The Chicago & Nw. Ry. Co. v. Jackson

Decision Date30 September 1870
CourtIllinois Supreme Court
PartiesTHE CHICAGO & NORTHWESTERN RAILWAY COMPANYv.FRANK JACKSON.

OPINION TEXT STARTS HERE

APPEAL from the Circuit Court of Kane county; the Hon. SILVANUS WILCOX, Judge, presiding.

The opinion states the case.

Mr. A. M. HERRINGTON, for the appellants.

Messrs. BLANCHARD & SILVER and Messrs. JOSLYN & SLAVIN, for the appellee.

Mr. JUSTICE WALKER delivered the opinion of the Court:

This was an action on the case, brought by appellee, in the Kane circuit court, against appellants, to recover for injuries received by falling from a car, and having his legs so badly injured or crushed by the engine passing over them, that they had to be amputated. It appears that on Monday morning, the eighteenth day of November, 1867, appellee, who was employed by the company as a brakeman, while engaged in the discharge of his duty, and being on the end of a freight car, holding to an iron rod, in obeying an order from his superior, in attempting to descend from the car for the purpose of uncoupling it from the engine, swung himself around so as to descend by a ladder on the side of the car, but owing to the fact that it was out of repair, lacking two rounds, that were missing, he failed to get a hold for his feet, and the weight of his body broke his hold of the iron rod, when he fell to the ground, and the engine, which was backing at the time, passed over his legs and crushed and injured them so that amputation became necessary.

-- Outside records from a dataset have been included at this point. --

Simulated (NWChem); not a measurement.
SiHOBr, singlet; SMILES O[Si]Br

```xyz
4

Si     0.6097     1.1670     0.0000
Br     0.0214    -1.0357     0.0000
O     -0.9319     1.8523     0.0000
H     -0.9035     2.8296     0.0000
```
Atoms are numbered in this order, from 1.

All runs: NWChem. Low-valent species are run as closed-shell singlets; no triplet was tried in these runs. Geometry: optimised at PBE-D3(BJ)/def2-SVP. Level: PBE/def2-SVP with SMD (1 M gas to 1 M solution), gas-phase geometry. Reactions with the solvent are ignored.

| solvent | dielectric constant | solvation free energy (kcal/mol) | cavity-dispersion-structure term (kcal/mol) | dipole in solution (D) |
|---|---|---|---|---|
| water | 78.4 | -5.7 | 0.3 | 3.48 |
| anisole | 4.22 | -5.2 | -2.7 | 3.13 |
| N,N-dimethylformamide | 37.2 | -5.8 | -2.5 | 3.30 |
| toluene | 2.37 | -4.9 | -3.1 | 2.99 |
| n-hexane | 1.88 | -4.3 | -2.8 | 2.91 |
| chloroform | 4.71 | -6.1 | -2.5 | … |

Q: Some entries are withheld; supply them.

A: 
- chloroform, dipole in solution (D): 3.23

The jury found a verdict in his favor, and assessed the damages at $18,000. A motion for a new trial was entered by defendants, but was overruled by the court, and judgment rendered on the verdict. An appeal was perfected, and the case is brought to this court and errors are assigned on the record. They question the correctness of the decision of the court in giving instructions for plaintiff, and in the refusal to give others for the defendants, the admission of evidence, and in overruling the motion for a new trial.

It is first insisted that there was a variance between the declaration and the proof; that in the declaration it is averred that the injury occurred while appellee was acting as a brakeman on a freight train of appellants, while the proof shows that he was acting as a brakeman in switching cars at the station, in making up a freight train. There is no dispute but the three or four cars being switched were freight cars, and were being propelled by an engine, and were what is generally understood to be a freight train. It was a train of freight cars, and therefore a freight train. It was a train used for the transportation of freight, as contradistinguished from a train composed of cars usually employed in transporting passengers, and called a passenger train. In this we perceive no variance, and the evidence was properly admitted for the consideration of the jury.

It is next urged that appellee was guilty of negligence in not seeing and knowing the ladder was defective, and in attempting to descend, in not placing his feet upon the two lower rounds of the ladder.

This was a question fairly falling within the province of a jury to determine. But when it is remembered that he occupied a subordinate, although a highly responsible place, requiring vigilance, with prompt action, it is not to be expected or required that he should act with that deliberation and circumspection as persons having more time and less pressed to prompt action in the performance of their duty. In the discharge of his duties on a switch he must keep a constant watch for the signal from his superior, which, to him, is a peremptory order, requiring instant obedience. This being so, we could not expect him to deliberately examine a ladder to see whether it was in repair. He, no doubt, seated himself so as to be in position, when ordered, to swing himself around on the ladder and descend in the shortest space of time possible, to uncouple the train from the engine, and, keeping a constant look for the signal, he probably did not see the ladder, but knowing it was there, felt sure that he could use it in the discharge of his duty, and hence did not observe the defect.

It is again urged that it was the duty of appellee to see and know the condition of these steps, and the case of the Illinois Central R. R. Co. v. Jewell, 46 Ill. 99, is referred...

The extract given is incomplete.